This year’s conference focuses on the objects that come into view when researching identity and heritage constructs: when things are ascribed symbolic meaning, and often multiple and potentially conflicting meanings, they can become relevant as “heritage” for perceptions of commonality and self. 

TALK ABSTRACT

Pretexts of Repair: Digitisation and the role of metadata in engaging with colonial collections

For decades, African stakeholders have campaigned for the return of material cultural heritage held outside the continent, drawing attention to the untold physical and epistemic violence of colonialism. In themselves, these objects represent the vast and complex indigenous knowledge systems disrupted by the colonial encounter and in their removal, a critical lack of access to immense repositories of historical knowledge.  

On the surface, the lack of access appears to have found amelioration through the wide uptake of digitisation initiatives. Large quantities of cultural collections previously inaccessible to audiences now accessible at the click of a button. Yet on a deeper level, questions of inaccurate information, biased descriptions and knowledge hierarchies continue to have a significant impact on how these digital collections are used and perceived.
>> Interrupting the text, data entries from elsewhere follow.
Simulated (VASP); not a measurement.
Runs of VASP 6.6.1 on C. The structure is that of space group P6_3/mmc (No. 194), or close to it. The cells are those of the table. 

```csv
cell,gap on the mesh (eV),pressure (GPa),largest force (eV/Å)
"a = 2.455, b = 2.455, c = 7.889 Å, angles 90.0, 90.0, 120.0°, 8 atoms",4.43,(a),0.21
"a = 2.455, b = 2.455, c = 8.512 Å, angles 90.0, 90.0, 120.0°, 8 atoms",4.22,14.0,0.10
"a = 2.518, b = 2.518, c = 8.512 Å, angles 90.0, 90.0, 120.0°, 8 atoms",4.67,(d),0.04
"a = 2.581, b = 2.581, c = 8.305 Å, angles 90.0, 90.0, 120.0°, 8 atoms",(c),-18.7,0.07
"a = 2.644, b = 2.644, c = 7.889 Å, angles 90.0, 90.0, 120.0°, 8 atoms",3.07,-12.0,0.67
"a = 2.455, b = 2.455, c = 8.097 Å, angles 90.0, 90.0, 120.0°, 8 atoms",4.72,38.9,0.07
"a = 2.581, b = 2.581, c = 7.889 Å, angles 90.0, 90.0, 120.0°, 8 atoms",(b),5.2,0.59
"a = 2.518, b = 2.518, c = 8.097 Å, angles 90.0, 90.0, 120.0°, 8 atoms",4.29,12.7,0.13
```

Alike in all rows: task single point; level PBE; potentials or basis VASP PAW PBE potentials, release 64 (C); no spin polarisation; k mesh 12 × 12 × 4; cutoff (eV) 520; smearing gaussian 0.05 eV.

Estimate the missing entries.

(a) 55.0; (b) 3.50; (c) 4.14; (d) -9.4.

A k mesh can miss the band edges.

This talk looks critically at the place of metadata within the context of the digitisation of collections removed within colonial contexts. How are current metadata practices harmful to the representation, continuation and production of historical knowledge? What epistemic violence and silencing is replicated when digitisation is positioned as repair without interrogating the power dynamics embedded in the data structures? 

Are there ways to remedy this or in the very least, create space for renewal and recovery amongst communities still coming to terms with the scale of the loss yet steadily reimagining alternative histories.